Index Terms— Multilevel Systems, Motor Drives
I. NOMENCLATURE Vcell (A,B,C) – Cell voltage (A, B or C) Icell
(A,B,C) – Cell current (A, B or C) SoC - State of Charge
II. INTRODUCTION Recent publications have considered the
relative
merits of battery technologies and have reported that a key
problem with the use of lead acid batteries (the current favoured
solution on the basis of cost) as the main energy store within
hybrid vehicles, is that they are subjected to high charge and
discharge rates when under partial state of charge (SoC)
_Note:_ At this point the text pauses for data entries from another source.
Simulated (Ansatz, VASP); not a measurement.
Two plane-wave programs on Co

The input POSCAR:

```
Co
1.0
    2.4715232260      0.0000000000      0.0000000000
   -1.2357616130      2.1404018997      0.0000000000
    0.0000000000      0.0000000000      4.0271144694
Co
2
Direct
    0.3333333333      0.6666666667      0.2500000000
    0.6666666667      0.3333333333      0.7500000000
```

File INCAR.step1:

conditions. This leads to sulphate build-up, cyclic wear, and
ultimately, to failure [1, 2]. In this paper, therefore, the
mitigation of such problems is considered using ‘intelligent
control’ techniques to better utilize the battery and, thereby,
enhance performance and longevity.
This paper investigates the integration of a cascaded H-bridge
multilevel converter with real-time battery management to control
SoC. The cascaded H-bridge converter facilitates superior
electrical output behaviour with reduced current ripple, when
compared to traditional six-switch inverter solutions.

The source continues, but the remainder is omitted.